Based on the second book in British author Susan Cooper's series of young-adult novels—winner of the 1974 Newberry Honor, a runner-up to the Newberry Medal—this old-fashioned, family-friendly coming-of-age film is eminently suitable for children, provided those children are Amish. While much is commendable in The Seeker: The Dark Is Rising, evoking the innocent charm and pleasure of those old “Hallmark Hall of Fame” children's specials, only children who have never been exposed to Star Wars, the Cartoon Network, videogames or 21st-century media in general could likely sit still through this ponderous, clumping fantasy with confusing and seemingly contradictory internal logic. Released in the wake of the Harry Potter movies and such fantasy epics as The Chronicles of Narnia: The Lion, the Witch and the Wardrobe (2005) and the underwhelming Eragon (2006) and Bridge to Terabithia (2007), this by-the-numbers exercise comes alive only when Ian McShane, as an avuncular mentor who doesn't really "get" kids, comes onscreen.

The standard puberty-allegory story finds 14-year-old Will Stanton (the bland yet annoying Alexander Ludwig) transplanted with his American family to a picture-perfect English village near London. And quite a family it is: five older brothers, one younger sister, and a mom and dad (Wendy Crewson and John Benjamin Hickey) with a tragic secret. Sad-sack dad, a physics professor, has had trouble keeping a job, hence the move to England (played by Romania).

Will, as is standard in kids’ stories, feel put-upon, picked-on and ordinary. Nobody understands what he's going through—even before he gets shanghaied into a mall-basement office by two security guards who evidently learned interrogation technique at Guantánamo and who turn into vicious, clawing crow-monsters that can only be stopped by…the doors back into the mall! Whew! Will later learns that mistress of the local manor Miss Greythorne (the marvelous, Maggie Smith-like Frances Conroy, late of "Six Feet Under"); her servant Merriman Lyon (McShane); and village handymen George (Jim Piddock) and Mr. Dawson (James Cosmo) are "Old Ones" who fight for the light against the evil Rider (Christopher Eccleston, another highlight), who wants to bring darkness upon the Earth. Why? Who knows? Just because.
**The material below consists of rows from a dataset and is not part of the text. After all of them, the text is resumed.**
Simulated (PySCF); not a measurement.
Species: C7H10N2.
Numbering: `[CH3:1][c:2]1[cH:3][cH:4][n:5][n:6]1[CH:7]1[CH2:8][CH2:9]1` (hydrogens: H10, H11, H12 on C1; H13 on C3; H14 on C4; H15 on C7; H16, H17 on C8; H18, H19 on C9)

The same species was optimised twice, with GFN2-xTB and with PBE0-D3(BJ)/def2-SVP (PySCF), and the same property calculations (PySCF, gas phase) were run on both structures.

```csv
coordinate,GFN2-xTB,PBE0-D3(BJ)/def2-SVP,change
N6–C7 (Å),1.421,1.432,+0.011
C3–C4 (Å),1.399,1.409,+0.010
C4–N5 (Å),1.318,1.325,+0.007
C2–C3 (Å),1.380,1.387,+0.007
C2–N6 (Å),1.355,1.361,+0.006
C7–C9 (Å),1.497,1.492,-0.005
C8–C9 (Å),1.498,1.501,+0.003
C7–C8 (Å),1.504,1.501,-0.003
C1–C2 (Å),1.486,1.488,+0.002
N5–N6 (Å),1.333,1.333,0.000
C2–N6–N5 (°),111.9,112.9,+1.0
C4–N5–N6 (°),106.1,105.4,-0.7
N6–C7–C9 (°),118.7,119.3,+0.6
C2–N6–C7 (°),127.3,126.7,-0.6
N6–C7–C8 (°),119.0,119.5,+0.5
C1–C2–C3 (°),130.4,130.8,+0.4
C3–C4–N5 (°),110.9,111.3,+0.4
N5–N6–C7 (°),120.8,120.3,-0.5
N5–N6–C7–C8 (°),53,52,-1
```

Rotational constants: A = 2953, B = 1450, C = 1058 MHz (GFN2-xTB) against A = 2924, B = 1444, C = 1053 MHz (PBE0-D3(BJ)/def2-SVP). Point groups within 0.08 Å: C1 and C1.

Will, of course, turns out to be the latest Old One, who must collect six signs in order to beat the Rider. That job takes Will variously through time—which is easier to swallow that a series of silly plot points such as a marauding Viking who, after brutally pillaging a town, doesn't steal but trades his shield for Will's watch! This is the kind of movie where visibly supernatural things are happening, and yet the hero, for no reason, refuses to say what's going on and no one acts like anything's out of the ordinary.

Director David L. Cunningham—who directed the 2005 Disney TV adaptation of Laura Ingalls Wilder's novel Little House on the Prairie and the right-wing whitewash The Path to 9/11, and is the son of the founder of the evangelical Youth with a Mission group and the unaccredited University of the Nations—does offer some wonderfully stylistic, disorienting angles and lenses that give the film visual verve, and cinematographer Joel Ransom's work is sumptuous and sometimes stunning. Unfortunately, it's in the service of a clumsy and tedious tale.